Migrate not some but all episodes as promised
Please migrate the all episodes, including the one released on 2/24/2017 about the Last Guardian with Takeshi Furukawa, to the new Dolby Institute podcast, as announced in the last episode.
Incredible education... but production needs work
I’ve been a viewer/listener of SoundWorks since 2008. It has opened my mind to so many ideas about sound design and music production for film and beyond. I own a sound design company now, but still remember (and actively lean on) references and lessons I’ve learned from SWC along the way. Lessons which I might never have heard about if Michael had not had the idea to create this series. Kudos, and thank you for the years of education. That all being said… I want to echo some of the reviews that I see here when I say that the production and mixing of this podcast needs some love.
First of all, and I cannot stress this enough: I DO NOT like the sound of the Dolby app!! I know that you are trying to promote it by using it in practice, but you have chosen to replace the nearly-ubiquitous “radio voice” sound of podcasts with a solution that sounds like content coming from a complete amateur who cannot afford real equipment. I mean no disrespect to content creators who are just starting off — I’ve been there! — but you are a long-running show about sound design who’s interview subjects are primarily other folks who work in sound and music. All of you should be able to set up a nice mic!Hell, in some episodes there are clearly fox being recorded over a phone or Zoom/Skype line... and I end up preferring their sound over the app.
As for the panels, I know there are others leaving reviews here who dislike the dynamic range. It doesn’t bother me as much, but I can certainly understand for those listening in a high noise environment like a car or the gym that riding the volume button can get annoying. Perhaps a little master bus compression couldn’t hurt?
I’m not sure if there is any deliberate intent in making this podcast sound more “homemade“, but given the subject matter and how much of an educational tool it has become for many listeners, I think you should be aiming high to model excellent sound production. when the host and many of the interview subjects use the Dolby app... it just doesn’t even remotely cut it.

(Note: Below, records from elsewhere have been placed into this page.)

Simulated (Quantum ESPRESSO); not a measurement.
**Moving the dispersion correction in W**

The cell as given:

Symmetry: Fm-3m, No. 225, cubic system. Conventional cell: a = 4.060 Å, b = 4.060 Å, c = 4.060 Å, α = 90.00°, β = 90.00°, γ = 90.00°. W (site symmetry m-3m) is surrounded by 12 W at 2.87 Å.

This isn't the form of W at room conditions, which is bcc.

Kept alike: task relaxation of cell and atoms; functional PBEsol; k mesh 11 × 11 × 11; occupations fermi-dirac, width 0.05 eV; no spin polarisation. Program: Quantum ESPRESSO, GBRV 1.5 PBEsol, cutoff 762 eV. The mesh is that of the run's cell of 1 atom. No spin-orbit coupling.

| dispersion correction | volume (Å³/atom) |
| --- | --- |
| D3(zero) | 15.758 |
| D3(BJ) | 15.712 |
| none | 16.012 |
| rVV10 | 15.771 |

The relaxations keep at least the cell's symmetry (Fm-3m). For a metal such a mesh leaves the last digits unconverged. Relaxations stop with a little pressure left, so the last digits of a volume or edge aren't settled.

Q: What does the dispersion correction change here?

I don’t want to end on such a negative note, so I will just say this: thank you. As much as I have to say about the production, it is only (literally and figuratively) one-star’s-worth of my thoughts about this podcast. You drew the curtain back on a craft and an industry that wound up being my chosen career and I will be forever grateful for that.
Amazing content — ironically awful sounding
First. This podcast is amazing. The content is beyond awesome to hear and such a detailed dive into post audio that you are hard pressed to find elsewhere these days.
But I can only give 4 stars because the audio mixing...or lack thereof.
It’s incredibly ironic that a podcast mainly interviewing professional dialogue recordists, editors and mixers has such terrible audio. Depending on the episode, you may get a decently leveled mix, but on others, especially the panels and group interviews are normally just awful and almost impossible to listen to. Which is sad because the content is so rich.
These days a majority of people are listening on a commute or in an environment where it’s not perfectly quiet around them, so hearing some of these interviews is going to be extremely difficult.
I would be willing to mix these for free just so I can hear all the content and so others don’t have to continue to suffer! I am not usually a harsh critic, but I guess because I love this podcast and content so much I am hoping this is maybe seen by those who produce it and is addressed!
Thanks for your time putting all this together guys — it really is amazing, just please try and pay more attention to the final product and get some consistency going.